Date: Tue, 15 Mar 2011 17:25:04 -0700
Reply-To: DCHAS-L Discussion List <DCHAS-L**At_Symbol_Here**LIST.UVM.EDU>
Sender: DCHAS-L Discussion List <DCHAS-L**At_Symbol_Here**LIST.UVM.EDU>
From: Lawrence M Gibbs <lgibbs**At_Symbol_Here**STANFORD.EDU>
Subject: Re: Rubidium Question
In-Reply-To: <2597F0FFF8AD394ABB54784097B6808BC225CE**At_Symbol_Here**ENTWEXMB0000000.university.harvard.edu>

Amy, this note below is from someone from our chemistry department. Not specific to Rb, but might be of some help.

Larry

____________________________________________________ __________________

I've not done anything with Rb specifically but I have used my share of oxygen/water reactive metals and some of the basics should apply. 

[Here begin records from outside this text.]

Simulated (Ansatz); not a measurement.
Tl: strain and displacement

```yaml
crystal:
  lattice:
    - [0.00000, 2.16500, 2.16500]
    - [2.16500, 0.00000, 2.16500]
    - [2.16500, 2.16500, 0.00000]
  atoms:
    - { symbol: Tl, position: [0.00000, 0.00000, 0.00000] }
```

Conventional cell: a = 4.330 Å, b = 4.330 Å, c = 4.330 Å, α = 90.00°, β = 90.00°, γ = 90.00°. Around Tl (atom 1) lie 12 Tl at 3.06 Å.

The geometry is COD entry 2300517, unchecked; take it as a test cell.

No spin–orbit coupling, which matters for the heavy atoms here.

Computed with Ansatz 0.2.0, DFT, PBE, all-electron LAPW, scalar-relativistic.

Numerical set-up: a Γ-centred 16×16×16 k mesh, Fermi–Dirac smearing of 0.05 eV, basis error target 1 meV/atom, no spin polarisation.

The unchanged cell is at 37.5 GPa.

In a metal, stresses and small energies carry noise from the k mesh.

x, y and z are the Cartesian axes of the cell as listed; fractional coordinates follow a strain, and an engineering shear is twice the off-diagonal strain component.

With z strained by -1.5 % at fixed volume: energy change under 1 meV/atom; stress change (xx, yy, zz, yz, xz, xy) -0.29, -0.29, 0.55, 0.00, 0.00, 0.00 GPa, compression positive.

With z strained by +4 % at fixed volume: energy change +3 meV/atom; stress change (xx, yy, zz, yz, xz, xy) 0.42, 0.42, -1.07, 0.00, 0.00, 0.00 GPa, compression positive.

Rb is a liquid at room temperature if I remember correctly but it likely wets most surfaces leaving a substantial coating on anything it is exposed to.  The primary reactive will be with water and not oxygen.  Rb + H2O  = H2 + Rb(OH)

We would clean our K reactors with wet benzene to react away the residual potassium.  The trace water in solvent would slowly covert any residual metal to KOH very slowly since the water concentration was quite low and the solubility of K is low.  When benzene fell out of favor we used toluene with trace amounts of t-butanol as the reactive agent.  Once we had made KOt-Bu we reacted that with water.

IPA would be somewhat more reactive but may be fine.  I would be tempted to take the solution into the chamber and swab it onto the contaminated parts OR blanket the chamber with Argon and work on it from there.  Cleaning big items contaminated with metals is never easy.

Todd

From: DCHAS-L Discussion List [mailto:DCHAS-L**At_Symbol_Here**list.uvm.edu] On Behalf Of Johnson, Amy Carr
Sent: Tuesday, March 15, 2011 1:14 PM
To: DCHAS-L**At_Symbol_Here**LIST.UVM.EDU
Subject: [DCHAS-L] Rubidium Question

We have researchers here who would like  to clean out rubidium that has accumulated in a laser chamber currently filled with argon.  The rubidium has been building up for awhile in the chamber, and the lab users are concerned about it interfering with their experiments. They want to remove a device from the chamber that has the rubidium build-up on it, and then clean it separately from the chamber.  We suggested using a glovebag, but we are not sure if we can fit this around the chamber in an airtight fashion.

One of the options that the researchers proposed was to  oxidize the rubidium slowly, rendering it inert, perhaps using IPA. 

Does anyone have comments about this suggestion?  Or, any other ideas or experience with rubidium re exposure to air?